Introduction to Principal Component Analysis

Hey - Nick here! This page is a free excerpt from my new eBook Pragmatic Machine Learning, which teaches you real-world machine learning techniques by guiding you through 9 projects.

Since you're reading my blog, I want to offer you a discount. Click here to buy the book for 70% off now.

In this tutorial, you will receive your first theoretical introduction to principal component analysis.

Table of Contents

You can skip to a specific section of this principal component analysis tutorial usign the table of contents below:

What is Principal Component Analysis?

Principal component analysis is an unsupervised machine learning technique that is used to examine the interrelations between sets of variables.

Said differently, principal component analysis studies sets of variables in order to identify the underlying structure of those variables.

Principal component analysis is sometimes called factor analysis.

The Differences Between Linear Regression and Principal Component Analysis

Based on the description I provided in the last section of this tutorial, you might think that principal component analysis is quite similar to linear regression.

That is not the case. In fact, these two techniques have some important differences.

Linear regression determines a line of best fit through a data set. Principal component analysis determines several orthogonal lines of best fit for the data set.

If you're unfamiliar with the term orthogonal, it simply means that the lines are at right angles (90 degrees) to each other.

Let's consider an example to help you understand this better.

A principal component analysis

Take a look at the axis labels in this image.

In this image, the x-axis principal component examples 73% of the variance in the data set. The y-axis principal component explains about 23% of the variance in the data set.

This means that 4% of the variance in the dat set remains unexplained. You could reduce this number further by adding more principal components to your analysis.

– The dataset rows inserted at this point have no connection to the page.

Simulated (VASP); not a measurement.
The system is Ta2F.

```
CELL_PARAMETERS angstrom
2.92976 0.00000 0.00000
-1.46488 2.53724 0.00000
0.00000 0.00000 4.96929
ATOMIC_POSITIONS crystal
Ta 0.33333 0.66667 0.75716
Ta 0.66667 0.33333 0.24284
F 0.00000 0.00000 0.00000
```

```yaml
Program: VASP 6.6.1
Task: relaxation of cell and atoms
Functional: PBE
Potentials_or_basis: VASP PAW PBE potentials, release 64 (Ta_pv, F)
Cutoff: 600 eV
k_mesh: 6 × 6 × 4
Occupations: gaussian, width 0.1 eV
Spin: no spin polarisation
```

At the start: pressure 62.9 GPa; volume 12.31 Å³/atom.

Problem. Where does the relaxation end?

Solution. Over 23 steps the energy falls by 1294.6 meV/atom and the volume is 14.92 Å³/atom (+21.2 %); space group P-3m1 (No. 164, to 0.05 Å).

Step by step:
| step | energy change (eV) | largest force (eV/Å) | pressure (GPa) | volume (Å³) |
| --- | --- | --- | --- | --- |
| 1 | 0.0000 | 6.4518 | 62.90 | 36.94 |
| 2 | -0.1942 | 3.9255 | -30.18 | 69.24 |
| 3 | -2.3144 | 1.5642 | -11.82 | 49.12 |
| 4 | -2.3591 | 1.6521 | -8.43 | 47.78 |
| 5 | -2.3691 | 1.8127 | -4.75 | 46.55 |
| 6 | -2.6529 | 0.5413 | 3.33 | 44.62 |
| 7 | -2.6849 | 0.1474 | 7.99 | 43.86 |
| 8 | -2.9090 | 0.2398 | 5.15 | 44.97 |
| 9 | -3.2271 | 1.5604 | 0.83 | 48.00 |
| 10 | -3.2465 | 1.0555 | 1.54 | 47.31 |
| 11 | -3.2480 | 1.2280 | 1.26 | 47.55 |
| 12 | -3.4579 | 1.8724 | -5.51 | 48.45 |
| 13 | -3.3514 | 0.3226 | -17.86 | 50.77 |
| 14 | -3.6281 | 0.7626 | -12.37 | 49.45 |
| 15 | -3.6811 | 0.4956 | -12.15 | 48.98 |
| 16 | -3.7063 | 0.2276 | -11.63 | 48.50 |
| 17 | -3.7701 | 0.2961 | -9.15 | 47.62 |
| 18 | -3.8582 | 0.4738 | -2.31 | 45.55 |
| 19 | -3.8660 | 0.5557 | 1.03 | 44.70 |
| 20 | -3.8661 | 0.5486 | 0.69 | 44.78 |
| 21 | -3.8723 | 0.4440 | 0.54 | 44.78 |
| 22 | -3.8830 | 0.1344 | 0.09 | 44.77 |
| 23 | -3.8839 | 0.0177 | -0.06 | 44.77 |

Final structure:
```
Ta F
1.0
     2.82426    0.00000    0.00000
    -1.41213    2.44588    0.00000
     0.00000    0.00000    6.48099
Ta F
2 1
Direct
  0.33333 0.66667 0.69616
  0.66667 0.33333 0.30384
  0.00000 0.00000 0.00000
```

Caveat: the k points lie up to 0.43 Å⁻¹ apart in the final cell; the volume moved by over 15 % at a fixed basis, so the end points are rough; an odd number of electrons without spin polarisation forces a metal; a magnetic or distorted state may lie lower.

This will make more sense once we explore a real-world example of principal component analysis in our next tutorial. In fact, I will be revisiting the theory behind principal component analysis several times in the next lesson to solidify your understanding.

Final Thoughts

In this tutorial, you learned the theoretical underpinnings of principal component analysis. You'll learn about how to build principal component analysis models in Python in our next lesson.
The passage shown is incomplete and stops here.